At my company we created proprietary software that we use only internally - we do not distribute this software - to generate reports from client data. We sell these reports to our clients, not the software.

If we were to link to GPL licensed software from our software, would will still need to (upon request) provide our proprietary source code?

I understand that if we distributed our proprietary software itself, the answer would be yes. And I understand that if we used the proprietary software only for internal purposes, the answer is no (e.g., see discussion here). But if we only use the proprietary software internally, in order to generate a report product that we do sell (distribute) to customers, then what is the answer? This link seems to suggest probably not, but what if the GPL software creates a particular image that is displayed on one page in a many-page report?

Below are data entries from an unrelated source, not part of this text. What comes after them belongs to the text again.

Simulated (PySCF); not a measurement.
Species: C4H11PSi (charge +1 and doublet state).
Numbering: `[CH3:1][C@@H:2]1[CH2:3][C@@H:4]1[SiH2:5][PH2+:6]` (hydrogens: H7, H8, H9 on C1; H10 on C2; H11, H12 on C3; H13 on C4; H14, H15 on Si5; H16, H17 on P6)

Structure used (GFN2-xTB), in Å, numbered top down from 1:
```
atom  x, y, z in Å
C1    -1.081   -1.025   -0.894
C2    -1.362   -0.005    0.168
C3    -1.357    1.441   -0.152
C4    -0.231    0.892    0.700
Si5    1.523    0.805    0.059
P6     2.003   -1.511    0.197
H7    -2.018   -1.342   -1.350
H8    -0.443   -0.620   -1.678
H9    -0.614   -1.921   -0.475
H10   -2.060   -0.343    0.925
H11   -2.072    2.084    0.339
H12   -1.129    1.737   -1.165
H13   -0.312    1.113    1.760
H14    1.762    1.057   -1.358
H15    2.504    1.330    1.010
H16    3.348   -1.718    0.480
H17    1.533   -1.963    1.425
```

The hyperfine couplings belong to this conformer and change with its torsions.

Thanks in advance for some clarity on this. Legalese is so hard for me to understand, but if you could also point me to the particular sections of the GPLv3 that make this clear, I'd appreciate it.

Was it helpful?

Solution

For the regular GPL, the answer is no. Quoth the FSF FAQ:

Q: Is there some way that I can GPL the output people get from use of my program? For example, if my program is used to develop hardware designs, can I require that these designs must be free?

A: In general this is legally impossible; copyright law does not give you any say in the use of the output people make from their data using your program. If the user uses your program to enter or convert his own data, the copyright on the output belongs to him, not you. More generally, when a program translates its input into some other form, the copyright status of the output inherits that of the input it was generated from.

In this case, you are the "user" of the GPL'd program, so the output is all yours.


It's worth mentioning that if we were talking about the AGPL, and your clients were "interacting with [the software] remotely through a computer network", then the answer would be very different. But it sounds like neither of those conditions apply to your case.

OTHER TIPS

The fact that a tool was used to produce some output does generally not give the copyright holder of the tool any rights to the output to the tool. For example, Microsoft has no rights at all to the documents that you create with Microsoft Word.

There are some rare cases of tools where copyrighted parts of the tool are included in the output. That's very rare. Obviously you can check that with your documents. If the software prints "Page 1" nobody would consider that they have a copyright on that, even if the "Page" is the direct copy of the word "Page" somewhere in the copyrighted source code.

There are applications with licenses that restrict use of the output. An example was a quite successful compiler for MacOS which came in a paid version and a free version for students - both versions were identical, except that the free version explicitely did not allow making money from the output of the compiler. So you could use the free version to build a product, but when you sold it for millions you had to buy the paid version.